Boundary Review FAQ's

Para ayuda con traducciones, favor de comunicarse con Claudia Enciso-Kuraica al 541-766-4826.

Q. Why was Jefferson Elementary chosen as the elementary school to make the change to Cheldelin?

Linus Pauling MS currently has four elementary feeder schools. Two are Dual Language Immersion schools that must move to LPMS for the DLI program.  

Q. Can the district add a few modular classrooms to the grounds at LPMS to accommodate the growing population?

Modular classrooms don’t help with the crowded community spaces, such as restrooms, hallways, cafeteria, and gyms at Linus Pauling. The 2018 bond promise includes the removal of all modulars from the district. The bond program took into account district-wide capacity. We have enough classrooms between LPMS and CMS to house all of our students.

Q. What will happen to students already enrolled at LPMS?

Students enrolled at LPMS in grades 6, 7, or 8 during the 2019-2020 school year, and whose address locates them in the Jefferson boundary, will be permitted to continue to Corvallis High School. Students who are attending LPMS on a non-program transfer must reapply for a transfer to attend CHS as stated in policy JCA.

Q. My older child attends Linus Pauling, with this change, their younger sibling would go to Cheldelin. Will my child’s sibling still get preference when applying for a transfer to Linus Pauling?

Yes.  Policy JCA-AR describes the lottery process for students which gives preference to siblings.

Q. How will changing Jefferson to a feeder school for Cheldelin and Crescent Valley impact demographics at those schools?

When combined, these demographics do not create a significant difference at Cheldelin and Crescent Valley. Current demographics at Jefferson are as follows:

Emerging Bilinguals = 5%
Special Education = 22% (this high number is due to the students in the Life Skills program)
Students Navigating Poverty = 23%
Racial Diversity = 23% students identify as non-white

Current demographics at Cheldelin are as follows:

Emerging Bilinguals = 7%
Special Education = 8%
Students Navigating Poverty = 29%
Racial Diversity = 25% students identify as non-white

Q. Is the district doing this to create another Title I school at Linus Pauling?
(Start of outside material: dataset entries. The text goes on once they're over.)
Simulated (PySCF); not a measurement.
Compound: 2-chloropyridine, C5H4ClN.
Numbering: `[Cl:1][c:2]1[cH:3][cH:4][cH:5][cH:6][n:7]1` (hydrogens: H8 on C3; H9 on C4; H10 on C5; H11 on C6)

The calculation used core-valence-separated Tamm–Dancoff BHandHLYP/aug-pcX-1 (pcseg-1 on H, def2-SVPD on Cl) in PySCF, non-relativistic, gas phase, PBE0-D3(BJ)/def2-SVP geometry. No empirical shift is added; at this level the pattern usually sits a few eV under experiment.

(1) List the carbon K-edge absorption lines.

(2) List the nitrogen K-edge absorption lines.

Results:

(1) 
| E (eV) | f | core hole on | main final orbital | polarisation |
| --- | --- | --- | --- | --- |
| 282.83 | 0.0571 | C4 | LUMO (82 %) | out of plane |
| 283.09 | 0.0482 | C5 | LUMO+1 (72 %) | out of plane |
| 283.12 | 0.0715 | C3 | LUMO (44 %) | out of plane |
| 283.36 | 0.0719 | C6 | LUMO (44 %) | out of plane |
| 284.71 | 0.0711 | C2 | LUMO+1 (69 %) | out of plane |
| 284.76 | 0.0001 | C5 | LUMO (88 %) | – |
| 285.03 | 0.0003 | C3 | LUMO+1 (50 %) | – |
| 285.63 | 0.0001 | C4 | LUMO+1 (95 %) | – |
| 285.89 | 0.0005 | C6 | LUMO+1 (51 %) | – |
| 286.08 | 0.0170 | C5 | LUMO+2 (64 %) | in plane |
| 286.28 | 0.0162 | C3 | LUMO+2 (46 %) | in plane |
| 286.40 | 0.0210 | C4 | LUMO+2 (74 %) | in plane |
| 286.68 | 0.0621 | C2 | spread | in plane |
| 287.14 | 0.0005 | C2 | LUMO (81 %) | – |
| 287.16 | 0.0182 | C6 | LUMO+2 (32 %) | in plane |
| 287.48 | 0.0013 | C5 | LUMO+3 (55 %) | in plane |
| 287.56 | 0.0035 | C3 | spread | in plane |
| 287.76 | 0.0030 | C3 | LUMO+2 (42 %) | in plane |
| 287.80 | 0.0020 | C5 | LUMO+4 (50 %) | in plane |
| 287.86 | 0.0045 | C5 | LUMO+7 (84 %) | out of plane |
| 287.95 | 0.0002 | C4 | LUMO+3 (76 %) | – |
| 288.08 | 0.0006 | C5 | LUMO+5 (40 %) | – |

  • No. Our goal is to reduce enrollment at LPMS, not to create another Title I school. If the district met the required threshold for LPMS to be classified as a Title I school, that would dilute the funding our four elementary schools receive. Decreasing funding at those four schools is not in the best interest of our most vulnerable students.

Q. Why are the superintendent’s recommendation enrollment figures different from those that were presented by FLO Analytics?

FLO Analytics used CSD’s student statistics for all of the summary statistics documents. Their enrollment figures included:

  • Students living in the attendance area
  • Students attending the school because they were placed there for a program (Dual Immersion or Life Skills)
  • Students attending the school on an out of district transfer

FLO enrollment figures did not include those students who had transferred into the school for non-program reasons (by choice or because they were a sibling of another student at that school).  Non-program transfer movement is dictated by policy and policy can change.

Superintendent Noss included those non-program transfers into his enrollment numbers to get a more accurate accounting of students.

Q. Will this change the number of transfer openings at LPMS? at CHS?

With a movement of students to Cheldelin and eventually CVHS, this should create additional capacity at LPMS and CHS for transfers. The number of spots available is monitored each year.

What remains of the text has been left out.